Emeritus Professor Ayo Banjo (left); Eze (Prof.) Chukwuemeka Ike; Chairman, University Press Plc, Dr. Lalekan Are and Managing Director, Samuel Kolawole at the yearly Authors’ Forum… in Ibadan

When the June edition of Nigerian Authors (ANA), Lagos Chapter, recently held its monthly reading and discussion, it had current agitations in parts of the country and the question of Nigeria’s survival as its focus. Lagos Chapter chairman, Mr. Femi Onileagbon, fired the first shot when he warned agitators for Biafra, Arewa and Odua and Niger Delta Republics to thread with caution, arguing that Nigeria wasn’t a finished business yet.

Held in Surulere, Lagos, with ‘Niger Delta, Biafra and the Nigeria State: Authors in the Eyes of the Storm,’ Onileagbon said writers should not wait till things get out of hand before talking and making meaningful inputs to savage the situation.
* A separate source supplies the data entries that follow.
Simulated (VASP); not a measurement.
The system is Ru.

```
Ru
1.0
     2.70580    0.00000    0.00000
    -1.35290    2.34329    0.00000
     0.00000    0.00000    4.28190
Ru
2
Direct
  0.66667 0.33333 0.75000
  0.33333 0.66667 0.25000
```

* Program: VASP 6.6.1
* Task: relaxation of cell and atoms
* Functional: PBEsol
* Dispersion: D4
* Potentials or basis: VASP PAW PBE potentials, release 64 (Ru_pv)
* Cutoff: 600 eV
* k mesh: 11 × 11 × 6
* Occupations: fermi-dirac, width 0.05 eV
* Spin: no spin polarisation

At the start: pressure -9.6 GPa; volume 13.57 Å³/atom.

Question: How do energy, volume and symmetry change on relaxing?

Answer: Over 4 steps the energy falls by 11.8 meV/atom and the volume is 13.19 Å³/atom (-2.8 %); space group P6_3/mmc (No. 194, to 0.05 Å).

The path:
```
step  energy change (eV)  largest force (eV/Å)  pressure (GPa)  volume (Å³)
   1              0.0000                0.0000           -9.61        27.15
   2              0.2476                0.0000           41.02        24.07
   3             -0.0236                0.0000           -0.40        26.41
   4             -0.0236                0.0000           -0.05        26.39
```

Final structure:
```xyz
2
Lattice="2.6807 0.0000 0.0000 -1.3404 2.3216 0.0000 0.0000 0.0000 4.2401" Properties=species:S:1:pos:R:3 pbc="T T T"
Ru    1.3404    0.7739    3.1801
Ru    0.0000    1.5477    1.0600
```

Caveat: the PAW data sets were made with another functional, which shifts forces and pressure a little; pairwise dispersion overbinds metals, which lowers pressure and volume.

According to him, “Right here in our midst and elsewhere, we have a mixture of Yoruba, Niger Delta, Igbo and other ethnic groups. So, we are going to talk about Biafra, Niger Delta and the Nigeria state. Are we going to start talking now or wait till when things get out of hand? A lot of people who comment on Facebook are usually ignorant. As authors, our speeches should be free from ethnicity bias.


“We are using Christopher Okigbo as a model for discussion, an author who dropped his pen and picked up a gun and went to war. The good thing is that we don’t have a war yet, but we have a situation where a certain part of the country is telling another to move out before a particular day. We do not want a war, but whether there is a war or not, or Nigeria tears apart or not, we are deeply involved and we need to start deciding what to do. We shouldn’t be reactive. ANA is going to be proactive; we are going to be part of everything. The bottom line is, are we preaching war or a referendum? Writers should not be afraid to speak out.”

Presiding over the reading was Mr. Elohor Ediuri, who castigated many Nigerian elites for being apathetic to the electioneering process, but turn around to blame bad leaders that eventually emerge to ruin the polity. Ediuri described personal voter card (PVC) as the best weapon of political warfare in the hands of Nigerians. But unfortunately, he lamented, Nigerians, who are most vocal about the challenges plaguing the country don’t wield it well enough to win political battles on account of their apathy towards electioneering process.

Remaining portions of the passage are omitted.